WE’RE a funny bunch when it comes to nostalgia. Last month I found my journey from the Dales back to York grinding to a crawl because of an event in a village en route, the way jammed with closed roads, tourists’ cars – and people driving US army-style jeeps.

Yes, they were celebrating the 1940s as though the bloodiest war in human history was the greatest fun imaginable, if you ignored food rationing and managed to dodge the doodlebugs. Of course, the vast majority of those enjoying dressing up as GIs and their gals were born long after VE Day.

But if there’s a decade to rival the war years for popularity it’s one with a very different reputation – the 1960s, with all that pop music extolling the joys of peace and love.

If the 1940s were full of dramatic events then two decades later we had a period of self-conscious change, full of new people and new ideas purporting to challenge the established order.

I think this has been exaggerated; there was a convincing study a few years ago which suggested that for most British people the social changes that were supposed to have happened in the 1960s actually took place in the unheralded 1970s.

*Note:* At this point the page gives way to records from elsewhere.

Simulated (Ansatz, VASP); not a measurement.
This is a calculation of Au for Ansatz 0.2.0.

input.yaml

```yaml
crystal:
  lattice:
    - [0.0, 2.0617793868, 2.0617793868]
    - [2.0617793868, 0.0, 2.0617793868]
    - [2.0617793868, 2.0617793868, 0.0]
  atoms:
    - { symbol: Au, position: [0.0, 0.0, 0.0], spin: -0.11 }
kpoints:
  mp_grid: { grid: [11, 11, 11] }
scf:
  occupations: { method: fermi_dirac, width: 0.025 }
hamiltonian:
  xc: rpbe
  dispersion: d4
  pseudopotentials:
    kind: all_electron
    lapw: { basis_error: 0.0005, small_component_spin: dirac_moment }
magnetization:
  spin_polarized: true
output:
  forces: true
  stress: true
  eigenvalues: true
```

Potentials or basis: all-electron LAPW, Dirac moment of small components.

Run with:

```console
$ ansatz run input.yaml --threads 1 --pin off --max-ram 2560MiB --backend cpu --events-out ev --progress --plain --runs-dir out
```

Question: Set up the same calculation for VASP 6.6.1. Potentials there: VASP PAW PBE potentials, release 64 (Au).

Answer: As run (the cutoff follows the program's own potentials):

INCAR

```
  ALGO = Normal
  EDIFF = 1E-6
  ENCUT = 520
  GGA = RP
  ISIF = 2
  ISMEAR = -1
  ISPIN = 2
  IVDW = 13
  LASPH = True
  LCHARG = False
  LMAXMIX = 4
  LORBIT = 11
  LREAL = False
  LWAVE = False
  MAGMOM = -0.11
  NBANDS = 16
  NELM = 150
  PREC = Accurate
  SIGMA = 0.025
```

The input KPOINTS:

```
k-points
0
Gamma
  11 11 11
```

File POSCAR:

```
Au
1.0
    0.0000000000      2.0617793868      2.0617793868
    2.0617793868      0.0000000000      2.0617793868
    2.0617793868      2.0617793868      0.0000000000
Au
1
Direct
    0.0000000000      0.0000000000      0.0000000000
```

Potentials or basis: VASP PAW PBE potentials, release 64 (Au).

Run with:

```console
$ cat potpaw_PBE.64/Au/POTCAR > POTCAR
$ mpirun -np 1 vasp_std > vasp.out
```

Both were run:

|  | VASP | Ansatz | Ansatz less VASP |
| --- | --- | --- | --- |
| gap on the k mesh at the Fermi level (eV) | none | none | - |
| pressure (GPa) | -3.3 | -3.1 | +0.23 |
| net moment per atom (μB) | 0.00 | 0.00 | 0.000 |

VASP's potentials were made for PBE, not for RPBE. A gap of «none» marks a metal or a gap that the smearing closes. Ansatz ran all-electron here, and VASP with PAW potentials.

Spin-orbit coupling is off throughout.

However, people got the impression that all sorts of new and exciting things were happening in the 1960s, even if possibly only a relatively small number of much-publicised characters were getting up to the likes of free love and acid trips.

So that impression of radical change and emancipation from traditional values might explain why people who aren’t all that excited by war and austerity are fascinated by the 1960s – that and the explosion of British pop music, of course, a combination celebrated, rather ironically I’d suggest, by poet Philip Larkin’s lines suggesting sexual intercourse began in 1963 “Between the end of the ‘Chatterley’ ban and the Beatles’ first LP”.

If anyone doubts the staying power of the pop revolution, they might consider what a success the Rolling Stones were at Glastonbury this summer, or that someone recently thought it worthwhile to release a “new” snapshot of pre-fame and pre-moptop Lennon and McCartney on the streets of Liverpool.

But there are other, darker sides to the decade which are also stuck fast in the national consciousness. Even now, half a century on, for many the most shocking British political scandal remains that involving John Profumo and Christine Keeler; the most audacious crime remains the Great Train Robbery; the most appalling crime remains the Moors Murders; and the most high-profile gangsters are still the Kray twins.

All have spawned countless books, newspaper articles and television programmes, plus a few movies and even a Monty Python sketch.

We’ve had plenty of crime and scandal since, but nothing has threatened to drive these dark events from the public consciousness. Anyone who doubts that should consider the public obsession down the years with Ian Brady and Ronnie Biggs. So why are we so fixated with this side of the 1960s as well as the lighter, fluffier phenomena more readily associated with the era? Maybe it’s precisely because people were hoping the decade would bring a break from gloom and suffering through the pursuit of individual happiness that the eruption of crime and scandal into this idyll made such an imprint on the national consciousness.

Or maybe it’s because the media of the time, principally television and newspapers, felt increasingly unfettered in the way they reported these events, so although many bad and shocking things happened in the “respectable” times before the 1960s they didn’t have the same impact – and the media kept feeding the public appetite for more of the same.

Of course, it could be that the 1960s were, as some think, a “hinge period” in our history and so events from that time actually are genuinely more significant than those before or since.

I don’t buy that. I think, fittingly for an era obsessed by image, it was the impression of change that gives events from that time a more vivid hue in our collective memory – even when they’re best viewed through a glass darkly.